The United States should lead efforts to create a "Marshall Plan" to solve the refugee crises in the Middle East and North Africa, U2 frontman and activist Bono told lawmakers Tuesday.
Bono made his appeal at a Senate subcommittee hearing on terrorism and foreign assistance, telling his audience that the aid is vital in order to "head off the rise of violent extremism" in the region.
He argued that the refugee crisis is not only a humanitarian disaster but also generates political instability that poses security threats to the US.
"In the spirit of the Marshall Plan, America once again has the chance to advance global security through global generosity, and turn this moment of great jeopardy into a time of opportunity," said Bono, founder of the ONE campaign to fight extreme poverty.
The US Marshall Plan, implemented after World War II, saw Washington spend more than 12 billion dollars to support Western Europe's post-war reconstruction.
Washington is leading a military coalition against Daesh terrorists in Iraq and Syria, but has come under criticism for not doing enough to resettle more refugees in the country.
Bono said ending the five-year conflict in Syria was essential to solving the refugee crisis.

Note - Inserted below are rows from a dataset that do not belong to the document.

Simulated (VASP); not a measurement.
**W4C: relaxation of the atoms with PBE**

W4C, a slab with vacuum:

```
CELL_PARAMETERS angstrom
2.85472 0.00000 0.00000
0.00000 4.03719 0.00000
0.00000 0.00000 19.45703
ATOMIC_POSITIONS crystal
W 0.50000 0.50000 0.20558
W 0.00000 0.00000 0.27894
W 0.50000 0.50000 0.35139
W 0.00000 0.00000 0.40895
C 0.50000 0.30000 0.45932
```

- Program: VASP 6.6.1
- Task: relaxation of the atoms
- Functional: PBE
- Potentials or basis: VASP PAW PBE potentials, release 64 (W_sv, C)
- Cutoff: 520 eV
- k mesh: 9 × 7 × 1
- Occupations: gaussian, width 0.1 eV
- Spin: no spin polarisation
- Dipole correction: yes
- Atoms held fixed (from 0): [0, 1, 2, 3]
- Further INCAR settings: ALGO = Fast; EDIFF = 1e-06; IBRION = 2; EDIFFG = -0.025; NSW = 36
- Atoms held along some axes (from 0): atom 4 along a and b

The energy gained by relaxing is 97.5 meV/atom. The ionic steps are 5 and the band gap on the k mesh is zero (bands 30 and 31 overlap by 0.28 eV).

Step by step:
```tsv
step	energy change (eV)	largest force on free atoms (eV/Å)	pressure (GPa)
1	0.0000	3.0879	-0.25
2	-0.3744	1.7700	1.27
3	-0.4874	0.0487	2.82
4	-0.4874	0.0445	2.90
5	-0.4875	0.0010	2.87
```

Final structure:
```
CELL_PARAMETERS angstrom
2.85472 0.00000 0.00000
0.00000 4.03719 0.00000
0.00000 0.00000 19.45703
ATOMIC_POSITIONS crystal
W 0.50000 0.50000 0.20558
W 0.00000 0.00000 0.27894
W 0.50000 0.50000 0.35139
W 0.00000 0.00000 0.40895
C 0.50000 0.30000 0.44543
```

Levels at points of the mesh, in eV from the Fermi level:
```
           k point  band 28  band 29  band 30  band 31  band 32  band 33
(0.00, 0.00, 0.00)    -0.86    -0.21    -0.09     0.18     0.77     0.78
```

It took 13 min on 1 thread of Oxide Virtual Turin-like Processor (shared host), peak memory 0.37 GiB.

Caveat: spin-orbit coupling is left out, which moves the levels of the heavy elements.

But he emphasized that the turmoil had affected places farther afield - such as Washington's strategic ally, Europe, where countries have enacted border checks and sealed their frontiers to migrants.
"In 1989, the wall that divided Europe came down. In 2016, barbed wire fences that divide Europe are going up. The integration of Europe the very idea of a Europe "whole and free" is now under threat."
More than 1 million migrants reached Europe last year. Most of them came via Turkey to Greece, undertaking deadly sea journeys as they fled war or sought new economic opportunities.